During the Republican presidential debates, John McCain seemed to show as much disdain for Ron Paul as he did for Mitt Romney. But while McCain certainly has no use for Paul's antiwar views, he might want steal Paul's oft-stated idea that Americans are being hit hard by an "inflation tax." This from Paul's website (bold is mine):
Today, the federal government burdens us with one of the most dangerous taxes it can impose—the inflation tax. When the federal government finds that it cannot afford its out-of-control spending, and is unwilling to directly tax the public, it resorts simply to creating the money out of thin air.... We cannot possibly expect the government to control spending when it has a blank checkbook.... This greatly benefits the politicians and special interests—they are able to finance the massive welfare-warfare state. But how does this inflation affect you?... Day by day, every dollar you have is being devalued. You pay an inflation tax without even realizing it because you are forced by a falling dollar to pay more for goods and services.... The disastrous fiscal policies of our own government, marked by shameless deficit spending and Federal Reserve currency devaluation, are some of the greatest threats facing our nation today.
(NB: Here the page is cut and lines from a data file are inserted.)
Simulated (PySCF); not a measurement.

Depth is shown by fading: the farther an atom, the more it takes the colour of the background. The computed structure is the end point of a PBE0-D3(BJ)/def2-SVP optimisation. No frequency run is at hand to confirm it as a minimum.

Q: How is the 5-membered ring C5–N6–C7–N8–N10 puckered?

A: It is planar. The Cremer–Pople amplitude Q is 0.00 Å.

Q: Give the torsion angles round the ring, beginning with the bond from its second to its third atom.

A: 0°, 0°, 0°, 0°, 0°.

My take: Whipping inflation was every bit as important as cutting regulation and taxes in creating our quarter-century economic boom. (And talk about a "tax cut" that more than pays for itself.) Although it's pretty unlikely that McCain would endorse one of Paul's edgy libertarian solutions—legalizing competing currencies—this idea does certainly play into one of McCain's main themes: cutting the size of government. And by connecting government spending to the "inflation tax," McCain would turn a kind of no-fun, root-canal economic plan into pro-growth economic plan and identify with a problem that certainly concerns many Americans today.